For the past decade, members of my mother’s family, their family and friends, and a revolving group of guests have gathered in Achrafieh. The birth of Christ and Santa’s generosity are practically afterthoughts. Save for a few carols and token attendance of Mass, the family spends its time debating the intricate disputes (read: petulant behavior) of Lebanese political leaders. Since 2005, when the assassination of former Lebanese Prime Minister Rafic Hariri opened up the Lebanese political arena, a single conversation has literally stretched over five years continuous conversation the winter season. 

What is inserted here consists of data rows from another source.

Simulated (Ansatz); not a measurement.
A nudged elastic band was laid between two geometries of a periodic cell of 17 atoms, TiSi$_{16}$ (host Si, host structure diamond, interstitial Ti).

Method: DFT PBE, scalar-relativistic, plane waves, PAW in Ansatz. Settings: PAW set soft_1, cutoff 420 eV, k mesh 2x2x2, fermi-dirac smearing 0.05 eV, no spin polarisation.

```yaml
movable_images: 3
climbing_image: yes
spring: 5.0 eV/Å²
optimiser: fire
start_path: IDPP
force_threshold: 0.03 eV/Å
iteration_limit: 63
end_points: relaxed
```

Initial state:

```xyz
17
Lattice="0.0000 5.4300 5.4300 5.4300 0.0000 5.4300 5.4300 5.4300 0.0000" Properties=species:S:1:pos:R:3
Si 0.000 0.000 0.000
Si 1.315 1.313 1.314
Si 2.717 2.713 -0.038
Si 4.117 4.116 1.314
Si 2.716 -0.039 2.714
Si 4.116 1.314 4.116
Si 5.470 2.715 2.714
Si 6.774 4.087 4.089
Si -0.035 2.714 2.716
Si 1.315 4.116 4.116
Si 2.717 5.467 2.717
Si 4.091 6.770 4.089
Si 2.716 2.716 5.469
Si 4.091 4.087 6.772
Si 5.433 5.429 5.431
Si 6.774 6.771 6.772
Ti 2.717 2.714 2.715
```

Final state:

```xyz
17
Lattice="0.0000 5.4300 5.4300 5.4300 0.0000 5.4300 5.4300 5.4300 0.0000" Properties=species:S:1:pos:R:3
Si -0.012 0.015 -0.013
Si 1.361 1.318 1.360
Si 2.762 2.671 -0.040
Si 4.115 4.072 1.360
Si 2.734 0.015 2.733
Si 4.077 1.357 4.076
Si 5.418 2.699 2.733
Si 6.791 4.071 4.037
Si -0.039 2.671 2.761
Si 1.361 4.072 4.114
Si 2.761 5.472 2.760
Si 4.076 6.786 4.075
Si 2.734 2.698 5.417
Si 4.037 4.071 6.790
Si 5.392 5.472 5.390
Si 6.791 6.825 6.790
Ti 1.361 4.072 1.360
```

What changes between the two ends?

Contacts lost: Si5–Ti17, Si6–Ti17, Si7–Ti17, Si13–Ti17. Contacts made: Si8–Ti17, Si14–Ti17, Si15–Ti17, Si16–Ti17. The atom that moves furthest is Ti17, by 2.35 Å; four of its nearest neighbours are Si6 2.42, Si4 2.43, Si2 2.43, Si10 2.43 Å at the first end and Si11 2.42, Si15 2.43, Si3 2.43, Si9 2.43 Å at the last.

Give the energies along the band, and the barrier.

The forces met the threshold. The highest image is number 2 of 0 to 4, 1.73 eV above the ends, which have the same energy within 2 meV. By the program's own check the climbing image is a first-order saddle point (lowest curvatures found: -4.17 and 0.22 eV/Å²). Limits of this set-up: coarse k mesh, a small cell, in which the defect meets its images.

Conversation ranges between sophisticated and calm analyses to incendiary outbursts that would make a sailor blush. Discussion has revolved around intra-Christian divisions, the Sunni-Shiite divide, the broader regional configuration, America’s place in the world, the “Hizbullah question,” and the Special Tribunal for Lebanon (STL). This year, of course, WikiLeaks provided some fresh conversational points. Despite the available fodder, and underneath an ever-changing surface, the conversation has been the same for the past five years.

The next couple posts on Page Lebanon will provide some entertaining and controversial selections from 2010′s political brawl. Because I did not ask my family and friends if I could publicize their views, I’ll be concealing their identities (Julian Assange, take note). Comments are in italics…

 

“The Guest”

“Hizbullah killed Hariri. [Hariri] was part of some regional project – one that included naturalizing the [Palestinian refugees], but was also aimed at the Shiites across the Middle East. That’s why Hizbullah killed him, under orders from [Iranian Supreme Leader Ayatollah] Khamenei.”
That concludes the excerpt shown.